HP-UX 11i v3 Crash Dump Improvements

Page 2
Executive Summary
Crash dump, the ability to write (dump) a copy of system memory onto disk in the event of a
catastrophic system failure, is critical for system problem analysis and resolution. The Crash Dump
utility has been enhanced in HP-UX 11i v3 to significantly increase performance and scalability,
and to improve the availability and manageability of the dump configuration.
Dump performance is important because the amount of time it takes to perform a dump impacts
directly the availability of a system. This is particularly true on large memory systems, because
the more memory you have the longer it may take for the system to complete the dump and come
back up. HP-UX 11i v3 provides new performance capabilities that can significantly reduce the
dump time. HP testing has shown that dump times can be reduced to less than one-quarter of
HP-UX 11i v2 dump times on equivalent configurations.
The dump configuration has been simplified in HP-UX 11i v3, unifying multiple diverse
mechanisms (previously defined for different types of volume managers or raw devices) into a
single mechanism, while maintaining backward compatibility.
New dump availability and manageability algorithms have also been added into HP-UX 11i v3
which provide run-time auto-detection and path failover/reconfiguration of dump device paths
when an existing path fails. The dump configuration automatically adjusts when the size of a
dump device expands or contracts, or when a dump device goes offline.
The dump format is unchanged in HP-UX 11i v3. Hence debuggers and utilities do not require
any associated changes. Backward compatibility is maintained.
1 Overview of HP-UX 11i v3 Dump Improvements
The improvements to the crash dump facility in HP-UX 11i v3 fall into the following categories:
Performance improvements
Configuration improvements
Availability and Manageability improvements
The performance improvements parallelize the dump process, creating multiple threads of
execution to write to multiple devices in parallel and thus significantly reduce the overall dump
time. Each thread of execution (known as a dump unit; see definition below) requires its own set
of CPU
1
s, dump devices, and other resources. As a result, the system configuration and dump
device configuration determines the amount of parallelism that can be achieved and the resulting
speed-up of the dump. See Section 3, “Performance Improvements”, for details.

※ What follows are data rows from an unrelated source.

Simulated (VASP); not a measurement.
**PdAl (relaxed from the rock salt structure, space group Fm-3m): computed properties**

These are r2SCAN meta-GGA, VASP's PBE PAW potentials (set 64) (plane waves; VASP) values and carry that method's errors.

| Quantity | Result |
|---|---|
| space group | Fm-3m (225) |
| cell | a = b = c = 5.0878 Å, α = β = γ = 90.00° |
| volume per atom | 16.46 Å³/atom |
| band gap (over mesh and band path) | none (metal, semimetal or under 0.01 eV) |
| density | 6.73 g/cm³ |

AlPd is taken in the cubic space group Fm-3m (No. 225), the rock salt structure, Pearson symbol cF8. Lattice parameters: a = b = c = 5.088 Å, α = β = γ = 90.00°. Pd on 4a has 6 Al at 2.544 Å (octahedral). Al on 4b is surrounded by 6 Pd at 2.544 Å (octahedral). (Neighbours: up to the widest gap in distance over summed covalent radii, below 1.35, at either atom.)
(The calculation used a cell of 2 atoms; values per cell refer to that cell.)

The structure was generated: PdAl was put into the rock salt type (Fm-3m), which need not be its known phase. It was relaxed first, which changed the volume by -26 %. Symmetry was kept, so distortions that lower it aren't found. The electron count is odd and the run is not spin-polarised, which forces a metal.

The configuration improvements centralize and simplify several different mechanisms for marking
dump devices persistently across boot (/stand/system file definitions, and the lvlnboot, and
vxvmboot commands) into a single mechanism. For backwards compatibility, the old mechanisms
can still be used but will be obsoleted in a future release. These improvements are discussed in
Section 4, “Configuration Improvements”.
The availability and manageability improvements provide auto-reconfiguration of the dump
device through a new path when the currently selected path goes offline, as well as other features
such as intelligent path selection to support the performance improvements, avoiding offline
devices in the dump, and online expansion/contraction of dump devices. Section 5, Availability
and Manageability Improvements”, discusses this area of improvements.
1
The term “CPU” in this paper refers to a logical processor available to the HP-UX operating system. This is equivalent to a processor core
if Itanium multi-threading is disabled. Note that online CPU addition or deletion will affect the number of CPUs available at dump.